After I stopped lifting in 1972, I proceeded to enthusiastically degenerate. I became skinny-fat and out of shape for the first time in my life. I had drifted into a rock and roll lifestyle, hanging with a true pal from my old neighborhood. Junior was someone I'd known since age 12. Apparently as compensation for his impoverished, hillbilly white-trash upbringing, God gave the boy a golden singing voice. Junior could sing loud and perfectly in pitch; his voice was strong and gruff, akin to powerhouse vocalist Tom Jones.
In addition to a booming gruff voice, he was good looking, cocky, street smart and a true alpha; he was a scrapper and a hustler that now had the world by the throat; as in-demand front man and later as a tyrannical band leader, all the dollar bills just started dropping into his hands. He needed people he could trust so he turned to those who were good to him back when he was the dishwasher at Pop's Pizza. At age 15 he had impregnated a 15-year old girl (another tale) and the teen couple and newborn got an apartment while Junior worked on his music on the side.
The most prized commodity in rock and roll is the charismatic front man. Junior had charisma in spades; he reeked of it. Initially he fronted other bands, but that didn't last long…he was unmanageable and obsidante. Topflight players fought to get into Junior's new band because his band packed clubs effortlessly and immediately. This made him a God to musicians (good pay, steady work) and it made him a God, a terrible and wrathful God to club owners.

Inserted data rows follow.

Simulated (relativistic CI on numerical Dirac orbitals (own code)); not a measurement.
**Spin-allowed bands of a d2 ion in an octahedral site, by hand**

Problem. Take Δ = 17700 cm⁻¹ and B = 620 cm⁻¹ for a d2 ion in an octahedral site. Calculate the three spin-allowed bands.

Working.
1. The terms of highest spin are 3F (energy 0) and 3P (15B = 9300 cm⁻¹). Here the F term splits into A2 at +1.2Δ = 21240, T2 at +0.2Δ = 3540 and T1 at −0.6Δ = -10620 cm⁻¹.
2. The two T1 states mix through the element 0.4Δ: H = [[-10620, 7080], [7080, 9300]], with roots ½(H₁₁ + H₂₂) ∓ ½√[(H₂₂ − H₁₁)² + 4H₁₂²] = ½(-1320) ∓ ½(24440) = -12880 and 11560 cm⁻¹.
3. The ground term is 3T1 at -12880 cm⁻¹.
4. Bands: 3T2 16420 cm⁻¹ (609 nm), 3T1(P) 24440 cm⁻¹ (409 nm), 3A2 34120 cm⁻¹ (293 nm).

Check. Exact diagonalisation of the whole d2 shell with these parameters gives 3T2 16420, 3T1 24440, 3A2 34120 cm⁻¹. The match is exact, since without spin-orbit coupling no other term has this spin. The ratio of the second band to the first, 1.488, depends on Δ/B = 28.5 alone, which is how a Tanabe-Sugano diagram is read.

He demanded half the gig fee up front in advance in cash. The other half, a check, was due after the show or shows. Being a true hillbilly originally from Mud Lick, West Virginia, he placed the cash in mason jars and buried the jars in the backyard of his hillbilly mansion (the nicest house) in his hillbilly neighbourhood (the crappiest neighbourhood.)
Junior was the real Dewey Cox in the Walk Hard movie. This was Trailer Park boys. I was Julian and Junior was Rickey - only Rickey was burying $5,000 a week in cash in his back yard. It was like hitting the lottery - better - winning the lottery doesn't include free liquor, groupies, recreational drugs and a cast of backstage characters that were right out of the Star Wars bar scene.
Junior fronted the hottest rock and soul unit working the lucrative Washington/Baltimore/Ocean City live music club scene. Junior packed houses wherever he played, lines around the block, anywhere and everywhere. I rode solo with Junior: I was the closest friend of the boss. We grew up three blocks from one another and though he was two years younger, he knew and respected the Gallagher Brothers. I saved his ass a few times growing up and we reconnected the year I got out of high school.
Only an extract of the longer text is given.